A Spatially Explicit Comparison of Quantitative and Categorical Modelling Approaches for Mapping Seabed Sediments Using Random Forest

Geosciences 2019, 9(6), 254; https://doi.org/10.3390/geosciences9060254
Reviewer 1: Anonymous
Reviewer 2: Anonymous
Geosciences 2019, 9(6), 254; https://doi.org/10.3390/geosciences9060254
Received: 31 March 2019 / Revised: 24 May 2019 / Accepted: 3 June 2019 / Published: 6 June 2019
(This article belongs to the Special Issue Geological Seafloor Mapping)

Round 1

Reviewer 1 Report

Major Issues:

1) I think that a better job needs to be done in differentiating “quantitative” and “categorical” approaches.  Despite the nice flow chart on Figure 2, I have trouble seeing why we should expect the results to be substantially different, since they both ultimately lead to the same classification scheme.  Shouldn’t the classification be fairly robust with respect to the methodology used to reach that classification?  Small differences are to be expected, of course, but a sample is a sample, and its characterization should not be too dependent on the method used to make that characterization.  I also think that the authors mischaracterize the difference in performance of predictions for categorical and quantitative predictions for non-spatial cross-validation (Table 4).  They assert that this difference is “significant”, but there is no test of that significance.  Do we really think that, say, an 85.5% success rate is significantly better than 82.25%?  That seems like a statistical fantasy.  I think that is marginal, at best, and likely not significant at all, no matter the value of kappa (more on that below).  In any case, there is definitely no significance for the spatial cross-validation, which is likely the less biased method per the authors’ own assertion.  So it seems like the results largely bear out the likelihood that the two methods are not really that different – and that calls into questions the basic motivation for the study.

 

2) The authors do a very poor job of defining terms and parameters.  This is particularly true of the description of the Random Forest Algorithm (e.g., “bagging”, “regression tree”, “forest”?) and the description of the variables selected for sediment grain size models in Tables 2 and 3 (e.g., “backscatter range”, “eastness”, “northness”, “RDMV”?).  This made much of the text incomprehensible to the non-expert. Derivative quantitative parameters should be described with a mathematical equation.  The evidently critical parameter “kappa” is also undefined – it is only stated, very vaguely, that it “reflects” whether the model achieved better results than to be expected at random.    Is this “reflected” by larger or smaller values of kappa?  When is kappa significant?  How is kappa defined mathematically? Provide a reference for kappa.

 

3) The sidescan map is probably the most important determinant for sedimentary properties, but it is also the most problematic issue for this study.   As described by the authors, the data are derived from many different sources, some at 30 kHz, and others ~300 kHz.  This is a clear case of mixing apples and oranges – one cannot assume that the sedimentary response at 30 kHz will be the same as it is at 300 kHz.  I think the only valid course of action would be to treat these as completely different data sets, and different inputs into the Random Forest Algorithm.  Can that be done?  I also think that there are a lot of potential pitfalls in the “normalization” approach to merging the different backscatter data sets (Appendix A).  I think this is fine for a qualitative view of the data, but highly suspect as a quantitative methodology because each data set does not sample the same region, and therefore the extrema for each will be different.   

 

4) The conclusions are very vague – I’m not sure that the authors have provided any useful guidance to potential users of these methods. 

 

Minor Issues:

1) I think “random forest machine learning algorithm” should be in the title, since this is an essential component of the methodology.

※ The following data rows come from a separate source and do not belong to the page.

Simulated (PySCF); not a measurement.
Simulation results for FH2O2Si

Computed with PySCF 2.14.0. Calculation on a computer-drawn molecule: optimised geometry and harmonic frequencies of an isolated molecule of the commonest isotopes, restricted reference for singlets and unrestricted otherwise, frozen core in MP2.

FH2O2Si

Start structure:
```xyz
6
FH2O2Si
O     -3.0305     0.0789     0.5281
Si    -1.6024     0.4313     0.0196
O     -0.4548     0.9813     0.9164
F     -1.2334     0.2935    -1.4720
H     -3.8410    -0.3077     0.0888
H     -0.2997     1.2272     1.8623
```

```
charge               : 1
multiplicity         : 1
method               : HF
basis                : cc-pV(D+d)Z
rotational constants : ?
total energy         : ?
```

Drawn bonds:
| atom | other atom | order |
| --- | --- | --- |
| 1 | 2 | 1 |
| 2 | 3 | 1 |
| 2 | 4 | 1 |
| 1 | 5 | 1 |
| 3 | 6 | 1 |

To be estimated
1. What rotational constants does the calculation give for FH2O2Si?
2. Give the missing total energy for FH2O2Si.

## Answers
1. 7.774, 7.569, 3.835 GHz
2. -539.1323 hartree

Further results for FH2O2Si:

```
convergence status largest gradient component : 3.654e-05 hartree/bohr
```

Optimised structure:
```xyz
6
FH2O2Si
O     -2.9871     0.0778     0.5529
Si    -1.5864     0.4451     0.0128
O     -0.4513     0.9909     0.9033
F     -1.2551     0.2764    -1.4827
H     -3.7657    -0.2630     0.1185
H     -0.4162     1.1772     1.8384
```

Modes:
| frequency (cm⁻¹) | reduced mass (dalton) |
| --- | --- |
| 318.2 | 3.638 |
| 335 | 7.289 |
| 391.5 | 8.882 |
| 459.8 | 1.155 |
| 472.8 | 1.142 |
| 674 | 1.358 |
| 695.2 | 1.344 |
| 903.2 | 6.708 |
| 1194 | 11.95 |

2) Line 152: Add a sentence or two describing Random Forest algorithm.

3) Line 172: delete “conveniently”

4) Figure 3 and all map figures: the lat/lon annotation is too small

5) Section 2.4 : Better describe Random Forest algorithm, and define all jargon terms.

6) Line 254: Delete “Note that”.

7) Line 276: Why is “distance to nearest coast” used as a parameter?

8) Line 321: change “autocorrelated” to “correlated”

9) Line 324: What is meant by “embarrassingly parallel”?

10) Line 370: Need to show the underwater video frames here.

11) Line 388: define “SD”

12) Table 2: change “scale” to “correlation scale”

13) Table 4: The use of footnotes here is very confusing.

14) Appendix C: switch in terminology from “scale” to “major range”.  All these semivariogram parameters need to be described. 


Author Response

We appreciate the detailed comments from Reviewer 1. Attached are responses indicating changes that were made to the manuscript based on these.

Author Response File: Author Response.docx

Reviewer 2 Report

Review of: “A spatially-explicit comparison of quantitative and categorical modelling approaches for mapping seabed sediments”

Overview: This paper provides a quantitative comparison of two approaches for modelling and mapping ocean bottom characteristics, focusing on the presence and consequences of spatial autocorrelation not accounted for by the models. It is of wide interest and very clearly written. While the ideal in this situation would be to use modelling approaches that explicitly take spatial correlations into account, the authors rightly point out that these are not currently widely available in an implementation that most users can (or do) take advantage of, so this discussion of the importance of the problem is a key step. (In fact, ignoring crucial independence assumptions is a glaring problem with many, many data science applications today.) This paper will be a valuable addition to the literature and I have only a few minor comments/questions, detailed below.

Detailed Remarks:

Line 33: change to “interpolate or extrapolate”

End of abstract: I’m not sure what is meant by spatial “characteristics” of modelling approaches. Do you mean spatial properties of the study/prediction site, or the way that spatial information is incorporated into the model, or something else?

Line 130: “Categorical models may only require tuning parameters to a single set of variables to predict the entire range of sampled classes.” I’m not sure what this means. Specifically, what are the parameters and variables in question? My initial take was that this means basically “fitting the model to one dataset allows you to make predictions” which (while always true) can’t be the right interpretation…

Line 145: I might suggest “…consequences for prediction and model accuracy, especially when extrapolating…” If there is spatial dependence that isn’t properly accounted for in the model, then all model uncertainty estimates will be suspect. Also, it’s not only that it may give strange/incorrect average predictions outside the sampled region – unsampled spots within the sampled region could also have similar issues, especially if they have characteristics similar to sampled spots but are spatially distant.

Line 174 fjord not fjard?

Paragraph at 240-250: To me, this oversells random forest a bit, and I would point out also its three major drawbacks (discussed or pointed out in other places): Since it is an ensemble of trees, at the end of analysis, it’s very hard to visualize or understand exactly how the classification happened, making it a bit of a black box; like most machine learning algorithms, it performs poorly on rare classes; and (most crucially here) it is best suited to classifying a set of independent cases (so while it may deal well with dependence between the different predictors, residual correlation can affect its accuracy. There isn’t an obvious, user-friendly option that doesn’t have the same (or other equally bad) drawbacks, so I’m not suggesting a different analysis, just clearer up-front statement of  these drawbacks.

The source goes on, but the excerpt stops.